Hi Kendall,

removing same amount of data randomly gives Rwork/Rfree ~ 30/35%.

Pavel

On 5/3/12 4:13 AM, Kendall Nettles wrote:

Hi Pavel,

What happens if you throw out that many reflections that have signal? Can you take out a random set of the same size?

Best,

Kendall

On May 3, 2012, at 2:41 AM, "Pavel Afonine"<[email protected]>  wrote:

Hi Kendall,

I just did this quick test: calculated R-factors using original and

anisotropy-corrected Mike Sawaya's data (*)

Original:

    r_work : 0.3026

    r_free : 0.3591

    number of reflections: 26944

Truncated:

    r_work : 0.2640

    r_free : 0.3178

    number of reflections: 18176

The difference in R-factors is not too surprising given how many

reflections was removed (about 33%).

Pavel

(*) Note, the data available in PDB is anisotropy corrected. The

original data set was kindly provided to me by the author.

On 5/2/12 5:25 AM, Kendall Nettles wrote:

 I didnt think the structure was publishable with Rfree of 33%  because I was expecting the reviewers to complain.

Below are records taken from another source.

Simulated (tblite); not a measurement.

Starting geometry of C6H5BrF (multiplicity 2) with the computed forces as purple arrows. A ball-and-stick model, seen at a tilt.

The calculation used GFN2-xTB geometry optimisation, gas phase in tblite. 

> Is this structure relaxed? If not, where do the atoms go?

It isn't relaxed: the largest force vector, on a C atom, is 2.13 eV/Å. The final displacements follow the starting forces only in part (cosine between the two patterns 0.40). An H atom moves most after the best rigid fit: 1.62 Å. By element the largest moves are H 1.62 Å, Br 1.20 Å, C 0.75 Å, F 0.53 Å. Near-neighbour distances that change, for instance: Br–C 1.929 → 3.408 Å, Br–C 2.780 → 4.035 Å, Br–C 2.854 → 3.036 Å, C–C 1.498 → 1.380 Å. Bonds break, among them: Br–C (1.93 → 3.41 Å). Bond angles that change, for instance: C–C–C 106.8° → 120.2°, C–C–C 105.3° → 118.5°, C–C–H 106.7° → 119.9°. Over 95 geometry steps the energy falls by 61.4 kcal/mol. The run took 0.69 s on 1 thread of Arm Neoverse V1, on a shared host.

We have tested a number of data sets on the UCLA server and it usually doesn't make much difference. I wouldn't expect truncation alone to change Rfree by 5%, and it usually doesn't. The two times I have seen dramatic impacts on the maps ( and Rfree ), the highly anisotrophic sets showed strong waves of difference density as well, which was fixed by throwing out the noise. We have moved to using loose data cutoffs for most structures, but I do think anisotropic truncation can be helpful in rare cases.

Kendall

On May 1, 2012, at 3:07 PM, "Dale Tronrud"<[email protected]>   wrote:

   While philosophically I see no difference between a spherical resolution

cutoff and an elliptical one, a drop in the free R can't be the justification

for the switch.  A model cannot be made more "publishable" simply by discarding

data.

   We have a whole bunch of empirical guides for judging the quality of this

and that in our field.  We determine the resolution limit of a data set (and

imposing a "limit" is another empirical choice made) based on Rmrg, or Rmes,

or Rpim getting too big or I/sigI getting too small and there is no agreement

on how "too big/small" is too "too big/small".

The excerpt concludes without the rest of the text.